Description:
We develop new structure theory for highly regular combinatorial objects,
including Steiner designs, strongly regular graphs, and coherent
configurations. As applications, we make progress on old problems in algebraic
combinatorics and the theory of permutation groups, and break decades-old
barriers on the complexity of the algorithmic Graph Isomorphism problem.

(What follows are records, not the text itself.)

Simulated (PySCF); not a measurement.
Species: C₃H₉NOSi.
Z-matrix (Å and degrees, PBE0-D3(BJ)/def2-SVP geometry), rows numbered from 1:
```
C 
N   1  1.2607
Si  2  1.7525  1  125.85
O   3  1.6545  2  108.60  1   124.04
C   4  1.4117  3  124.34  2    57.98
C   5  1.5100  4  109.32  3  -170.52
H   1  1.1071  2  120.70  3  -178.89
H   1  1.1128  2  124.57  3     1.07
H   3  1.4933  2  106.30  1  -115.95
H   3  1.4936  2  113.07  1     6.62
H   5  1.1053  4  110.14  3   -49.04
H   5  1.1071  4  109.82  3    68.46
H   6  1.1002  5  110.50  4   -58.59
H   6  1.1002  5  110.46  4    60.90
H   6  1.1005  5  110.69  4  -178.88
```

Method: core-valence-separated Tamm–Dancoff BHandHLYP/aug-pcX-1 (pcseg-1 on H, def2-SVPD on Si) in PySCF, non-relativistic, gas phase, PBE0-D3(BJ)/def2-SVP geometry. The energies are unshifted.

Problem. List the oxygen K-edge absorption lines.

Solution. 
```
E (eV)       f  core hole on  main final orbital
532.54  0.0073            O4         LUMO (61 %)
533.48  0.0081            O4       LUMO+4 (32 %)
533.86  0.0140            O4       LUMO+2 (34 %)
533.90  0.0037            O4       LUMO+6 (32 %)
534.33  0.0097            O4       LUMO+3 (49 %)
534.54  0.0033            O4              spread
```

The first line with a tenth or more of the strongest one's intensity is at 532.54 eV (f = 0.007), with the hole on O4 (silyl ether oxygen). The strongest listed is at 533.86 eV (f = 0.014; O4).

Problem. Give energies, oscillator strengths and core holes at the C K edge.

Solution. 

A central aspect of our structural contributions is the discovery of clique
geometries in regular structures. A second aspect is bounds on the
rate of expansion of small sets.
In the case of Steiner designs, we give a $n^{O(\log n)}$ bound on the number
of automorphisms where $n$ is the number of points. This result is nearly
optimal in two ways: it essentially matches the number of automorphisms in
affine or projective space, and we show that the bound does not extend to the
broader class of balanced incomplete block designs. The line-graphs of Steiner
designs are strongly regular graphs, and in fact are one of the cases of
Neumaier's classification of strongly regular graphs. We bound the number of
reconstructions of a Steiner design from its line-graph in order to apply our
automorphism bound for Steiner designs to this class of strongly regular
graphs, and show that this class of strongly regular graphs has at most
$\exp(\tilde{O}(v^{1/14}))$ automorphisms, where $v$ is the number of vertices and
the $\tilde{O}$ hides polylogarithmic factors.
We give an $\exp(\tilde{O}(1 + \lambda/\mu))$ bound on the number of
automorphisms of any nontrivial $\SR(v,\rho,\lambda,\mu)$ strongly regular
graph. (Here, $v$ is the number of vertices, $\rho$ is the valency, and
$\lambda$ and $\mu$ are the number of common neighbors of a pair of adjacent
and nonadjacent vertices, respectively.) As a consequence, we obtain a
quasipolynomial bound on the number of automorphisms when $\rho =
\Omega(v^{5/6})$.
In further study of the structure of the automorphism groups of
$\SR(v,\rho,\lambda,\mu)$ graphs, we find a $\Gamma_\mu$ subgroup of index
$v^{O(\log v)}$ (i.e., a subgroup of index $v^{O(\log v)}$ for which all
composition factors are subgroups of $S_{\mu}$) with known exceptions. In
combination with our bound on the number of automorphisms and an earlier bound
due to Spielman, we find a $\Gamma_d$ subgroup of the automorphism group of
index $v^d$, where $d = \tilde{O}(v^{1/5})$, again with known exceptions.
We classify the primitive coherent configurations with not less than
$\exp(\tilde{O}(v^{1/3}))$ automorphisms, where $v$ is the number of vertices. As a
corollary to our combinatorial classification result, we infer a classification
of large primitive permutation groups, previously known only through the
Classification of Finite Simple Groups.
As a consequence of the combinatorial structure underlying our bounds for the
automorphism groups, we give corresponding bounds for the time-complexity of
deciding isomorphism. When we bound the order of the automorphism group, our
time-complexity bounds are identical to the bounds on the order. From our study
of the composition factors of automorphism groups of strongly regular graphs,
we obtain a $v^{\mu + O(\log v)}$ and a $\exp(\tilde{O}(v^{1/5}))$ bound on the
time-complexity of deciding isomorphism of strongly regular graphs.